DAMO-NLP-SG / Video-LLaMA

[EMNLP 2023 Demo] Video-LLaMA: An Instruction-tuned Audio-Visual Language Model for Video Understanding
BSD 3-Clause "New" or "Revised" License
2.77k stars 255 forks source link

Very poor audio understanding #134

Closed DumplingLife closed 10 months ago

DumplingLife commented 10 months ago

I went on the model's demo and used the skateboard dog video. The audio for this video is a narrator talking. But when I prompt the model with "What do you hear in this video?" or "Ignore what you see in this video. What do you hear?", it gives me outputs like "I can hear the sound of a dog walking on a black and white skateboard.". I don't think it recognizes the audio at all.

Am I running the model wrong, or is this a limit of the model? (possibly because of the use of video during AL-branch training and hoping audio will work because of the use of ImageBind as encoder)

I'm trying to use the audio capability, without video, for something; wondering if there's a fix for this, thanks!

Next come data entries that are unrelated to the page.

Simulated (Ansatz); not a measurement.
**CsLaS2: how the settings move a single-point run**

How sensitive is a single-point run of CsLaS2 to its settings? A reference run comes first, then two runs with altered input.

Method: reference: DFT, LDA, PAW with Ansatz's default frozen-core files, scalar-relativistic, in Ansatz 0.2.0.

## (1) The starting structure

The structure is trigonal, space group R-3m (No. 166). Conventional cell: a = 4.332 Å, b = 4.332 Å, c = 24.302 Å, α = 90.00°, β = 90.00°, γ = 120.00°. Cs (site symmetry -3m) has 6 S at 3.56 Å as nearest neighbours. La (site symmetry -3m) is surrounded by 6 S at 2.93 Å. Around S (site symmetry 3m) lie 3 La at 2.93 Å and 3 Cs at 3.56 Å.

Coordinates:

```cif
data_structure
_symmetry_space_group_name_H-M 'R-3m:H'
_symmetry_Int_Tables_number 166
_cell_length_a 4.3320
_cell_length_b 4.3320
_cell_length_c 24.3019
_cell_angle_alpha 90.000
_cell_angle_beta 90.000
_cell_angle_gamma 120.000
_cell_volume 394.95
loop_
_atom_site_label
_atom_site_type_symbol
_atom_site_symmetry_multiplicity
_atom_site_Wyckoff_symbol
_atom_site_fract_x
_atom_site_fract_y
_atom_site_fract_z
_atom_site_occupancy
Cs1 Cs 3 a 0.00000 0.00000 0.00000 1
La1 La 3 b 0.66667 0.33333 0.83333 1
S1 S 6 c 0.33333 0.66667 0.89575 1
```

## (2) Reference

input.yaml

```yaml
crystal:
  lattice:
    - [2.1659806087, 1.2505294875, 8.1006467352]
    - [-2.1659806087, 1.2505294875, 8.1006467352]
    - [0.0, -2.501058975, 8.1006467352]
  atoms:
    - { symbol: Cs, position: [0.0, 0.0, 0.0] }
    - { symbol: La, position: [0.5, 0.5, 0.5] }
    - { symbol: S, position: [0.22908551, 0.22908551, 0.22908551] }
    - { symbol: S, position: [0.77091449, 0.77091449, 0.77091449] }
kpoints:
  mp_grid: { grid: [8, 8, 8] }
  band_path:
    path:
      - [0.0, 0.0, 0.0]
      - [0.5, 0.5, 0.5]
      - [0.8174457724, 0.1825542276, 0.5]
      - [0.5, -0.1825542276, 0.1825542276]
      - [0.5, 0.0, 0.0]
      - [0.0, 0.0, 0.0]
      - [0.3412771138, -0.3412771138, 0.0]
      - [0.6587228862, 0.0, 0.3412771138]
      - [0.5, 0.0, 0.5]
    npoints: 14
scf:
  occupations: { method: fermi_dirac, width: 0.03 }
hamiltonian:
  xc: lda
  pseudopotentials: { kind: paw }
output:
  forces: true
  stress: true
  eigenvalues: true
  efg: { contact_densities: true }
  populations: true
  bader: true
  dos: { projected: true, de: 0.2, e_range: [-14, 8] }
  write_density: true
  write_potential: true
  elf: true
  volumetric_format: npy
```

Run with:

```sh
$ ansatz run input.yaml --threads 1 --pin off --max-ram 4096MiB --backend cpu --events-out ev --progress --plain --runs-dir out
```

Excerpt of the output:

lixin4ever commented 10 months ago

The model associated with the online demo does not activate the AL branch due to the limit of GPU memory, so you may have to download the checkpoints on your server (and launch the demo locally) to experience this feature. Nevertheless, since we don't use any audio-text data to train the AL branch, the audio understanding capability of our Video-LLaMA is still not that satisfactory.